# Best closed loop CPU water cooler?



## adhunt99 (Mar 7, 2009)

If my V6GT isn't going to cut it during summer for my OC 2500K, was thinking about a closed loop water cooler. Which is the best one (without being ridiculously big)? 

Was looking at this one:

Corsair Hydro Series H80 CPU Cooler [CWCH80] - $145.00 : PC Case Gear 

Corsair H80.

Will that be a big improvement over my current? 

Cheers:wave:


----------



## Wrench97 (May 10, 2008)

The H80 I haven't used, but I was not impressed with the H50 or H60.

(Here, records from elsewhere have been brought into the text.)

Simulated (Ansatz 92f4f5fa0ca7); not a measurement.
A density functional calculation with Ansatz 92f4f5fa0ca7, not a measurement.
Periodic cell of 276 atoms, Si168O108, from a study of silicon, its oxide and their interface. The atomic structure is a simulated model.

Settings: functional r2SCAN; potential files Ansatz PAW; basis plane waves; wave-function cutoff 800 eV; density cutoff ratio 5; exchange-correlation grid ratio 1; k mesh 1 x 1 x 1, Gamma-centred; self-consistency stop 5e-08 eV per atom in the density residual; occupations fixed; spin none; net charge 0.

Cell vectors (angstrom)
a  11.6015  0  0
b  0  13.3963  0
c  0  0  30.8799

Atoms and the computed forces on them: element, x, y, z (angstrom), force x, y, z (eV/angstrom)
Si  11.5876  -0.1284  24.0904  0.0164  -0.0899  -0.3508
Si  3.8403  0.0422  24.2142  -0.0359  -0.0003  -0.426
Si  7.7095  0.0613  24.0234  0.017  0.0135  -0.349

What temps are you seeing?


----------



## greenbrucelee (Apr 24, 2007)

this is supposed to be the daddy of closed loop coolers at the minute Antec Kúhler H2O 920 High Performance Liquid CPU Cooler (LGA775/LGA1155/LGA1156/LGA1366/AM2/AM2+/AM2+/AM3+) [0761345-77086-6]


----------



## adhunt99 (Mar 7, 2009)

@4.0 with the V6GT cooling it I'm getting 58 degrees in BF3. Idle is 35 and 100% stress with intel burn is 68.

What would make the Antec so good?


----------



## greenbrucelee (Apr 24, 2007)

because its supposed to be the best. 68 degrees is too hot you need to be cooler than that but heat can happen not just because of the cooler but due to the fact the thermal paste needs reapplied, dust needs blowing out, you need fans in the case, cables need tidying up etc etc.


----------



## Wrench97 (May 10, 2008)

Antec Kühler H2O 920 CPU Cooler Review | Hardware Secrets

The Kuhler is pretty much a tuned up H70.


----------



## adhunt99 (Mar 7, 2009)

Yeah my thermal paste needs redoing but as I have to RMA my mobo I'll do it after that. 

Thanks for the link.


----------



## adhunt99 (Mar 7, 2009)

I have a further question - I read that the Antec has PWM fans (ie will speed up as the cpu is under more load) whereas the Corsair is constant speed unless you adjust the speed manually - is that right? 

Also, would it be possible to replace the fans with PWM fans on the H80 and if so how/what would you need?

Reviews i've read seem to be saying teh h80 cools a little better but the non-PWM aspect is putting me off that a bit...

thanks


----------



## greenbrucelee (Apr 24, 2007)

most fans can be controlled automatically through the bios so when the bios detects things are heating up the bios will automatically increase the speed. You can switch this off in the BIOS.

Some fans come with controllers that you can change the speed yourself.

You can replace fans for coolers if you want you just have to buy the fan and if it has a controller you just plug it to the motherboard and your good to go.


----------



## Wrench97 (May 10, 2008)

The Corsair setup powers the pump and the fans from a 4 pin molex(IDE drive plug) from the power supply so yes they will run a constant speed.


----------



## adhunt99 (Mar 7, 2009)

Thanks, seems like the antec is better value as it comes with the pwm fans and is a few dollars cheaper.


----------